Croatian Financial Update
In his budget for 2013 Croatian Finance Minister Slavko Linic anticipates a widening of the fiscal deficit to 3.1% of gross domestic product, which is forecast to grow by 1.8% after shrinking by 1.1% this year. Moody’s Investors Services, a credit rating agency, is unimpressed and has left the country’s sovereign rating unchanged at Baa3, the lowest “investment” grade.
But Croatia is not the only European country to have attracted the unwanted attention of Moody’s. It has lowered France’s rating from AAA, the top-line triple-A rating to which every country aspires, to Aa1; still very good but no cigar. Only one of the big three ratings firms now awards an AAA rating to France, which was recently the subject of a leader in The Economist magazine entitled “The time bomb at the heart of Europe”.
Things like that spoil the appetite of investors for the euro and therefore for the Croatian kuna, which is loosely pegged to the single European currency. During the last month the kuna has remained mostly between 7.5kn and 7.55kn to €1, at the weaker end of its range in recent months but firmer than it was looking at the beginning of the year.
As usual, it is the sterling/euro exchange rate that defines the sterling/kuna price. And for the last two months it has not been going anywhere. During that time the pound has wandered between €1.225 and €1.265 and at the time of writing is in the middle of that range with no apparent sense of purpose. GBP/HRK at 9.4 is also close to the middle of the range it has covered in the last three months.
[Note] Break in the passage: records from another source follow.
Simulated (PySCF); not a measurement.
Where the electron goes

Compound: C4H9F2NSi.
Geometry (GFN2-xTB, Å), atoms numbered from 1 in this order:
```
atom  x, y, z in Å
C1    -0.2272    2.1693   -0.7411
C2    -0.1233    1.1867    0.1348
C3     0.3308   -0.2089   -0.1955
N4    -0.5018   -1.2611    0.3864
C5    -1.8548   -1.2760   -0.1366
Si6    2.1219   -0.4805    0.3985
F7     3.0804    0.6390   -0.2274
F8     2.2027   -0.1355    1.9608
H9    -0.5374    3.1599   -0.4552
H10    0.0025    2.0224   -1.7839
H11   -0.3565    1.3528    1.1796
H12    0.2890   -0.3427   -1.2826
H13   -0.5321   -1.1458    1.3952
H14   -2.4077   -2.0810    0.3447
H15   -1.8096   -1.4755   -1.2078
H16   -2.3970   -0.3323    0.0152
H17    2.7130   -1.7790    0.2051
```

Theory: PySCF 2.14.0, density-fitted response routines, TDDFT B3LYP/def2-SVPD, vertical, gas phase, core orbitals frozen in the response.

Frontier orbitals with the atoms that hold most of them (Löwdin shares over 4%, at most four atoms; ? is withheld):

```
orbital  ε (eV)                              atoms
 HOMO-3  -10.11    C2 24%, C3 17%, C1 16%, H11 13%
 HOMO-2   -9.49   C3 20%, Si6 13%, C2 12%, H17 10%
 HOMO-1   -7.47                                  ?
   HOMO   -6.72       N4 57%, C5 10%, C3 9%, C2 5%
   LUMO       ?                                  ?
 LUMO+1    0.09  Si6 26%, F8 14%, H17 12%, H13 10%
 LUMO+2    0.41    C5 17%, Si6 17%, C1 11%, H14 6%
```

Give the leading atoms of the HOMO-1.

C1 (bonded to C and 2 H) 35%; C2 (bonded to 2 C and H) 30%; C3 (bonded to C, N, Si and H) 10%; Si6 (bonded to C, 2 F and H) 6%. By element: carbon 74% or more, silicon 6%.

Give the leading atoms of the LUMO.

If the Spanish prime minister is to be believed, the euro crisis has been solved. He recently told a press conference in Madrid that “I’m totally and absolutely convinced that the worst has passed.” Others will no doubt beg to differ. Not only do many expect Spain to need a bailout, they expect Greece sooner or later to default on its debts because it cannot possibly afford to repay them. Investors are remarkably sanguine about the situation, possibly because a Greek default and a Spanish bailout have been so well-flagged that everyone is prepared for them (or at least believe themselves to be).
But the worry that is taking their place is Euroland’s economy. It shrank by a provisional -0.1% in the third quarter of the year and is expected to shrink further in coming months. And with austerity being dumped across Euroland by the truckload there will be no rapid return to growth. Prime Minister Rajoy might be confident that the worst is over but anyone who had put a pound in their piggybank every time that sentiment was expressed during the last three years would be ordering a Ferrari by now.